It is indeed a political imperative for Gandhi to obsess about Modi. Regardless of his faults, he is an MP of the principal Opposition party. It is his duty to wave the red flag at every fumble of the government, which history will remember to have inflicted multiple miseries on the nation because of policies ranging from demonetisation to GST, to lockdown, to sharpening of social conflict.

It is the commentators who seem confused about the Opposition leader's role in democracy. Perhaps their confusion arises from their own obsession with identifying a leader who can match Modi. They think criticism of Modi only bolsters him. This is why they were disapproving of Aam Aadmi Party leader Arvind Kejriwal when he would snipe at Modi. Yet the same commentators now frown at Kejriwal's cloying deference to the prime minister.

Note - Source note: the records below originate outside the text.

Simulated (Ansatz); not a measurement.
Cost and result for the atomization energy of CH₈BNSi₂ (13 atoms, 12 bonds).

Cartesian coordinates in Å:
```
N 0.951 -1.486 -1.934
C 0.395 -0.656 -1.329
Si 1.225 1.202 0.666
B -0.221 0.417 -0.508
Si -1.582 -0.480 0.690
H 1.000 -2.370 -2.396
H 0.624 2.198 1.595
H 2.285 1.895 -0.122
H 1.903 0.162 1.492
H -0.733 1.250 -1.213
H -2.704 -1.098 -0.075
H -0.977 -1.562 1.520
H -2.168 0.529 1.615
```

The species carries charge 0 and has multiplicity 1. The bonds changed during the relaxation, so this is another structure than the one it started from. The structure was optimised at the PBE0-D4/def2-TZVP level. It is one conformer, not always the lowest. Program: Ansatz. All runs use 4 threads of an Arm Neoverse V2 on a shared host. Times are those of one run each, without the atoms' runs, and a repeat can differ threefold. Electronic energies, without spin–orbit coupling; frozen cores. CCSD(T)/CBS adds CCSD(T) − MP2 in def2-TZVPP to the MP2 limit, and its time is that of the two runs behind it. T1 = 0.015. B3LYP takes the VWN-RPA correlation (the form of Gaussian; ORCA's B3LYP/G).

The role of mass media in the making and evolution of a nation is why the commentators will be disappointed with every leader they anoint as a challenger to Modi. Only the mass media can inculcate a set of beliefs and sentiments in a people spread over a large area and weld them into a political community. No Opposition leader can hope to succeed as long as the media condones even egregious faults of a government or, worse, lavish praise on it. Modi has acquired a god-like invincibility because media-owners, out of fear or greed or class interests, disallow journalists from critiquing him.

Gandhi's fault is that his obsession about Modi is confined to social media platforms. His future is predicated on creating a channel of communication independent of the mainstream media — and beyond Twitter and Facebook. He can achieve this by persuading the people why his obsession with Modi is legitimate, even desirable, not through just tweets or at pre-election rallies, but by travelling from district to district to hold dialogue with them. It is only by demonstrating his popular support that he can resolve the internecine conflict in the party, as is currently afoot in Rajasthan. For the moment, though, praise him for unambiguously voicing opposition to the government when a good many have chosen to hit the mute button.